In a marketing blitz becoming all too common, 50 Cent's Get Rich or Die Tryin' movie will be preceded this November by its soundtrack and, of course, a video game. At some point that month, Sierra will release 50 Cent: Bulletproof, a fictional story of guns and glory starring the rapper and his G-Unit soldiers. The game will also feature Eminem as the detective, and Dr. Dre as a "street-wise veteran." Meanwhile, Snoop Dogg will star in director John Singleton's Fear and Respect, a game that purports to realistically depict gang life in South Central.
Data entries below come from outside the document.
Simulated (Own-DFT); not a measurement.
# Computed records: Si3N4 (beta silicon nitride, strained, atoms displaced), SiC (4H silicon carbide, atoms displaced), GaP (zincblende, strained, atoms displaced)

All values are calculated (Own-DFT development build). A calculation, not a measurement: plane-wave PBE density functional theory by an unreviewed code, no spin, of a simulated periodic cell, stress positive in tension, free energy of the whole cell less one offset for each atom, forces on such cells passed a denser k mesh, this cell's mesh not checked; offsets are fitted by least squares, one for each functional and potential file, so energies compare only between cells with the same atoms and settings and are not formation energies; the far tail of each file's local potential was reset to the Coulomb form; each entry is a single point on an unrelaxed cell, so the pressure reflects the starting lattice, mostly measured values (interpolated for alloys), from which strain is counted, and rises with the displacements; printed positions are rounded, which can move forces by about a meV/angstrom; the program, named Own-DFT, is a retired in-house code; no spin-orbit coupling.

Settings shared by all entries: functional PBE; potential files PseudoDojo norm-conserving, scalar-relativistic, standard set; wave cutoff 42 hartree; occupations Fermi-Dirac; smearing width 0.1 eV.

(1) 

Both games will join Midnight Club: Dub Edition, EA's Street series of spin-offs, and the Def Jam games as hip hop themed console offerings. Sports games now uniformly include a number of hip hop tracks as their background music; Madden 2005 features Will.I.Am and Z-Trip, while ESPN NBA 2K5 has more than 20 licensed songs from artists like Del the Funky Homosapien and The Roots. But other than a few celebrity vehicles and soundtrack choices, has hip hop really gotten past the surface of gaming?
The fact is, despite these few examples of influence, games are far whiter than any other American media. Keeping statistics on diversity by age, race and role in television acting, the Screen Actor's Guild credited little more than 15% of lead TV roles to African-Americans in 1993. That same year, the U.S. Census put the percentage of African-Americans in the population at around 13%. No doubt, there is still plenty of room for improvement in how television portrays people of color, but the gaming industry assigns an even more restrictive role. According to this year's Metacritic top-rated 100 titles for PS2, only one game (Grand Theft Auto: San Andreas) has an African- American lead protagonist. Needless to say, it is not exactly a well-rounded look at African-American culture (or of any culture, really).
It would be convenient to blame this diversity gap on a wider social prejudice, and be done with it. Again, I certainly won't argue that racism has been eradicated in other forms of entertainment. But perhaps there's something about the violent nature of video games themselves that makes it easier for them to follow a path more akin to blaxploitation than to Spike Lee. Certainly there's little equivalent to the family drama or comedy in video games, and only a small amount of middle ground between full-on violence and abstract puzzle solving.
Proceeding down the thousand or so games in the Metacritic ratings, most of them only have African-Americans as members of sports teams, a collection of fighters or secondary (often non-playable) characters. To be fair, most games that allow the player to create a custom avatar (such as the Tony Hawk multitude) do offer a full range of ethnicities. Still, of those with black protagonists (my unscientific count found seven), four are adaptations of movies starring African-Americans (Catwoman, Blade II, Men in Black II and Enter the Matrix). One is an adaptation of a comic book (Shadow Man 2), which also had an African-American main character in its original source. The remaining two games are from the Def Jam series, which does present a somewhat more noteworthy cast including hip hop stars and black actors.
None of these titles are original intellectual property with African- Americans in lead roles, and most of them aren't good games. In short, the number of black main characters in gaming is virtually zero, and the roles that they're assigned when they do appear usually fall into the same stereotypical categorizations: athlete, criminal and/or rapper.
Why should we care about this scarcity of non-white leads in video games? Besides a simple sense of social justice, examine the demographics of the market in question. Phoenix Marketing International notes that African-American gamers spend an average of $48 per month on their hobby, $18 more than whites. Furthermore, according to a Kaiser Family Foundation study, they're more dedicated: 8- to 18-year-old blacks play for about 20 minutes more each day than their white counterparts. To cap it all off, a 2004 Nielsen study confirmed to the marketing world that African-Americans and Hispanics are a lucrative, underserved market. One would think that there's money in those kinds of numbers - but apparently not enough to buy the spotlight.